We would love to accept your patches and contributions to this project.

Before you begin

Sign our Contributor License Agreement

Contributions to this project must be accompanied by a Contributor License Agreement (CLA). You (or your employer) retain the copyright to your contribution; this simply gives us permission to use and redistribute your contributions as part of the project.

If you or your current employer have already signed the Google CLA (even if it was for a different project), you probably don't need to do it again.

Visit https://cla.developers.google.com/ to see your current agreements or to sign a new one.

Review our Community Guidelines

This project follows Google's Open Source Community Guidelines.

Contribution process

Prerequisites

  • VS Code
  • If using nvm (recommended): nvm use at repo root to set the correct versions of node and npm.
  • If not using nvm:
    • Node.js at the version listed in .nvmrc.
    • The matching npm version (comes bundled with node).
  • The following extensions:
  • Configure your environment:
    • Create an OAuth 2.0 Desktop client credentials (instructions).
    • Make a copy of the environment template: cp .env.template .env
    • Set the values in the .env file:
      COLAB_EXTENSION_CLIENT_ID=<TODO>
      COLAB_EXTENSION_CLIENT_NOT_SO_SECRET=<TODO>
    • Execute npm run generate:config to generate the required static config.

Local Development

  1. Open the repo root with VS Code.
  2. npm ci - install dependencies.
  3. npm run generate:config - generate the required static config. This only needs to be done when changes to .env are made.
  4. Launch the extension by pressing F5 or selecting Run Extension from VS Code's Run and Debug view.
  5. Create or open a Jupyter notebook file (.ipynb).
  6. Test and validate your changes.

Incremental Build

Launching the extension will automatically kick off the watch:prod build task. This can be ran without launching during development by running the build task.

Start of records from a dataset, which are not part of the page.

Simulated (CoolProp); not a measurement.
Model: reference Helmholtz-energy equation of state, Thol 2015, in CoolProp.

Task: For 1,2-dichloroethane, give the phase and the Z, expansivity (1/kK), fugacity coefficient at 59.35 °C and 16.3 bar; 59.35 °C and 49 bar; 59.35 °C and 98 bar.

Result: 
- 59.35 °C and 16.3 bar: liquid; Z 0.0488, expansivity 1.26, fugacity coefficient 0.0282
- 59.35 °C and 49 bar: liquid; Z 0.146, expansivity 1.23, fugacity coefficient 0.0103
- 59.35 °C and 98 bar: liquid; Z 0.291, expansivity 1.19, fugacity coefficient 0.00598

Incremental build output can be found in the Terminal VS Code panel.

TypeScript errors and warnings can be found in the Problems VS Code panel, provided a typecheck-ing build is running (see package.json).

If you've removed files, you may need to npm run clean.

Tests

Unit tests must have the extension .unit.test.ts. To run them:

npm run test:unit
npm run test:unit -- --grep='your-regex-filter'

Unit tests can be debugged by launching Debug Unit Tests. The "args" can be modified to filter with the grep field as outlined above.

The unit tests rely extensively on a Sinon stub of the vscode module. vscode is the engine the Node app runs under and is not an installable npm package. While this stubbing is terse, it enables the entire unit test suite to run sub-1-second. Please peruse existing tests for reference when authoring new ones.

While there are end-to-end tests, running them requires access to accounts with automation exemptions that only Googlers can use. Pull request automation (once approved by a maintainer) will run them.

Code Reviews

All submissions, including submissions by project members, require review. We use GitHub pull requests for this purpose.